Thursday, February 26, 2009

Army of the Afterlife

Well we hoped for a change in the weather and we got it. Instead of rain today we had snow. I guess we can’t be too upset when you consider how badly the farmers need the water. Anyway, today it was off to world of the afterlife. Qin Shi Huang was the first Emperor of unified China, uniting warring factions under his rule in 221 BC. During his reign he standardized Chinese writing, weights and measures, and currency. He also connected separate sections of the Great Wall into one, more or less, continuous barrier. While he was a powerful leader, he was also ruthless. He initially ascended to be emperor of this region at the age of twelve. Preparations began immediately for his trip to the afterlife, and it was the fruits of those preparations that we witnessed today. Of course I am talking about the Terracotta Army. The Terracotta Army is a force of over 7000 life size clay figures, each with unique facial expressions, buried in battle formation, east of the Emperor’s tomb. The tomb and the army took 700,000 laborers and 37 years to complete. Some historians believe that Qin Shi Huang expected to continue his rule in the afterlife, and that is why he wanted an army to protect him. Whatever the reason, the sight of rows upon rows of warriors, lined up in the archeological pits, is awe inspiring.

Imagine an entire army lying just beneath the surface, unknown for over 2000 years. Then in 1974 five farmers were digging a well (during yet another Xi’an drought) and dug up part of a warrior. Since it was during the Cultural Revolution, when the “old ways” were frowned upon, they didn’t report it to anyone. Eventually a journalist from the area heard of their discovery and reported it to the party officials. One thing led to another and the excavations finally began, continuing even today, as much of the area is yet to be uncovered. In an interesting twist of fate one of the farmers that made the original discovery was signing copies of a book about the Army today, and Martha got to shake his hand. Of course she bought an autographed book.

After yet another delicious meal it was off to visit Qin Shi Huang himself. Actually he is buried several hundred feet underground, but we did visit the site of his mausoleum. According to historical records, written a century after Qin Shi Huang’s death, the tomb includes a map of the known world in stone, with all of the rivers of China formed with mercury. Recent tests confirm the soil around the mausoleum has extremely high mercury levels, suggesting that the account is accurate. Buried with the Emperor were all manner of treasures and weapons, for his use in the afterlife. Supposedly there are also crossbows positioned to fire automatically if the tomb is disturbed. It all sounds a little Indiana Jones to me, but it is said that truth is stranger than fiction, so who knows.

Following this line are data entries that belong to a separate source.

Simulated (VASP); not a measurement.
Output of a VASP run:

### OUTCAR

Our last stop of the day was the Huaping Pools. This is the site of the Tang Dynasty era winter palace. The pools are fed by hot springs poring from the mountain side, providing a welcome relief from the winter cold for the privileged. As the day was cold the group thought about jumping the railings to take a dip. We all managed to resist this temptation.

Then it was back in the bus for the trip back to XFLS and to meet up with host families. Tomorrow we head out of town to the Famen Temple and the Qian Mausoleum. The amount of information that we have been given from our guide has been staggering. Who knew that we would be studying over 3,000 years of history? Today’s look at the Terracotta Army was such a highlight as it is considered by many to be the 8th wonder of the world.

The kids are having an incredible experience as they adjust to different food, new friends, and being on the other side of the world.


  1. What great images! I wonder what are the vestiges of the Four Olds? How were they saved/ salvaged? As China emerges as a global power, what are the "new" Olds? Is there a balance between advancement and preservation? How is this balance seen? felt? heard? What is similar/dissimilar to the USA? Korea?

    Ms Shifrin

  2. Sara - The pendulum seems to have swung since the days of Mao. Though his image is still ever present, it is now mostly on bags or t-shirts for tourists. The four olds have returned and the Chinese seem truly proud of their pre-modern heritage. We have seen and heard about the impressive imperial dynasties of the past and even visited a brand new cultural theme park dedicated to celebrating the Tang Dynasty. Within the park we walked through poetry valley, where poems from Tang poets were written on the faux rock walls. Dress of the 7th century was evident throughout the park. Freedom of religion is now in evidence as well, though members of the Party are "fired" if they practice any religion. The official line is that Mao was mostly right in his policies, though there is concession that some of what he enforced was wrong-minded and counter productive. With a rapidly growing middle class the new olds seem to be cars and European fashion; good old-fashioned middle class materialism.